Just then the lid came off our cast-iron dutch-oven (which was housing leftover tacos on the fire-pit’s grate) and clattered to the ground. Rama walked over to pick it up, and as we were speculating about the curious timing of the lid’s fall in terms of our reading material, coupled with the previous ghost-vibes in the meadow, wondering if perhaps there could be some Native American spirit stuff going on? a log cleaved itself in the fire. We both felt pretty whoa about it, and Rama, though he is one of the more literal people I've known, surprised me by improvising a small spontaneous ritual where he took the little ball of hair I’d combed out and (despite my warnings about the smell of burnt hair as well as reservations about the general shoal-ness) said a little prayer and buried it in the fire.

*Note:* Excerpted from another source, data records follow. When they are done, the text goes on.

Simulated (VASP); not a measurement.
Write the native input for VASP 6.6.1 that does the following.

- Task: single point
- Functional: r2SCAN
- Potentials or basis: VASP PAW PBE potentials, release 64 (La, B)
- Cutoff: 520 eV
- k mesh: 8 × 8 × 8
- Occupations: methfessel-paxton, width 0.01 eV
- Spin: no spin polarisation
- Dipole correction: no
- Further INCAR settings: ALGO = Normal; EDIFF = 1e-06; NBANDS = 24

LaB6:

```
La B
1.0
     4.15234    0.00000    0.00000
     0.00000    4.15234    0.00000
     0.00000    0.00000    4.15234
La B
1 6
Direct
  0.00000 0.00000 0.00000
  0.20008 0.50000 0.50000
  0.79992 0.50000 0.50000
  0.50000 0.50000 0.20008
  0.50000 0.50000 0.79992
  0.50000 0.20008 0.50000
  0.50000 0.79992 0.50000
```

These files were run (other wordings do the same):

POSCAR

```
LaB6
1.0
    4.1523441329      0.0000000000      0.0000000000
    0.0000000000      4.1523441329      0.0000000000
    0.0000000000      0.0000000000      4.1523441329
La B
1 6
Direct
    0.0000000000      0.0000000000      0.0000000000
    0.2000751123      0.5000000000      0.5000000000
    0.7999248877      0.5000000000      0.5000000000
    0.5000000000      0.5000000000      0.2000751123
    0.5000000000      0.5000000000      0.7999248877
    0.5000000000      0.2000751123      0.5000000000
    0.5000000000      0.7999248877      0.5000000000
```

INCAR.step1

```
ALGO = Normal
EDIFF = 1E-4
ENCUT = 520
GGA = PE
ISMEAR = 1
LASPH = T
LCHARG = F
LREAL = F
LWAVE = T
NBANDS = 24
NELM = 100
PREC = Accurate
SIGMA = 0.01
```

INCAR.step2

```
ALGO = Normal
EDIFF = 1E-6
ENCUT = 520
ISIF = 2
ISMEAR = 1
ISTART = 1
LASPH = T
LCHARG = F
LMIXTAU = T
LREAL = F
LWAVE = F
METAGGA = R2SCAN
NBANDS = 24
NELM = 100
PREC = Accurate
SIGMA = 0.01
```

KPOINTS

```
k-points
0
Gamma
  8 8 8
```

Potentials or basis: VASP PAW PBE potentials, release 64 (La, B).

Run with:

This morning writing this I went over the events with Rama again to corroborate my memories, and he told me that that night after I’d crashed out and he was taking care of the final clean-up/hanging with the fire, he had seen in the coals what looked like the outline of a bear. He kept watching it, and then right where the eye would be there appeared an orange pinhole of light that vanished as soon he went for his camera. Whatever else that is, it's elegant, and it feels like loss.
So “thin places”—that’s about space, and whenever we talk about space we must also speak of time. Autumn in many cultures is regarded a charged time. The veil is “thin,” raised even at Halloween/Sanhaim/Día de los Muertos/All Souls’ Day. The dead are as close as ever, and so is death itself as the plants begin to die, or at least play out the appearance of it.
I had another epic text-sesh recently with a different soul-sista while taking my favorite Sunday evening train up to meet Rama in Nevada City at the conclusion of both his and my work weeks. I was gushing over how much I love the feeling of traveling alone to see a beloved someone—though I am completely excited to see that person, I really savor the journey itself. The between-time is experienced as the most blissfully me-ish Me-Time. She said she feels the exact same way about planes (also that since her mother recently passed she feels especially close to her while traveling), adores passing her solo pre-re-united hours ecstatically making drawings while “impossibly suspended in clouds.” It struck me as such a woman thing too, that it is in the in-between of love’s cushioning demands that we eke out small "selfish" creative spaces and times, but that’s another story for another blog.
It also occurred to me in retrospect that these precious in transit moments are such a perfect example of liminal time, which is so much of what Samhain was/is about, and is so much of what autumn is about.
I’d asked this friend a day or two before my train trip how she was, and she said that fall made her feel “so joyful” but also “thr[ew her] into utter crisis.” I told her about the thin place/thin time stuff, and wondered if maybe it was a time of year where the stuff separating her from the “big questions” thinned out as well. She dug the notion, said the cold of fall snapped her awake, and then wondered if on the East Coast (where she lives) the fall is especially dramatic because it creates such a sharp sense of the fragility of life, where
“everything is in its death throes—there’s an urgency to it. [The fall there] goes from crisp to chilly to cold to bitter. It’s such a wild cycle—you can feel the life leaving things in this extraordinary blaze. But you know what’s coming, like relief from the summer quickly turns into winter dread, which is why [she has] a crazy love-hate with transition seasons.”
So perhaps her fall-feeling of going inward, going spare, is informed by her habitat, whereas my experience of el otoño has a little more of a West Coast flavor.
To me the fall has always felt charged, like a chilly clean offshore breeze, electric with kicked up mischief and full of leaves.
I don’t think it’s a total coincidence both of my major adult romantic relationships commenced in the fall—everything feels closer, more possible, lightened, venturesome, reckless.
There’s so much more that could be said about all this time and space, life and death, liminal in-limbo stuff, but I want to keep things timely and so I’ll leave it here as my ode to autumn, and to thin times, with the invocation that we all use any extra tingly woo-woo sensitivity to tap into a charge, and that we draw a little closer to the things that are perhaps themselves drawing nearer to us as well.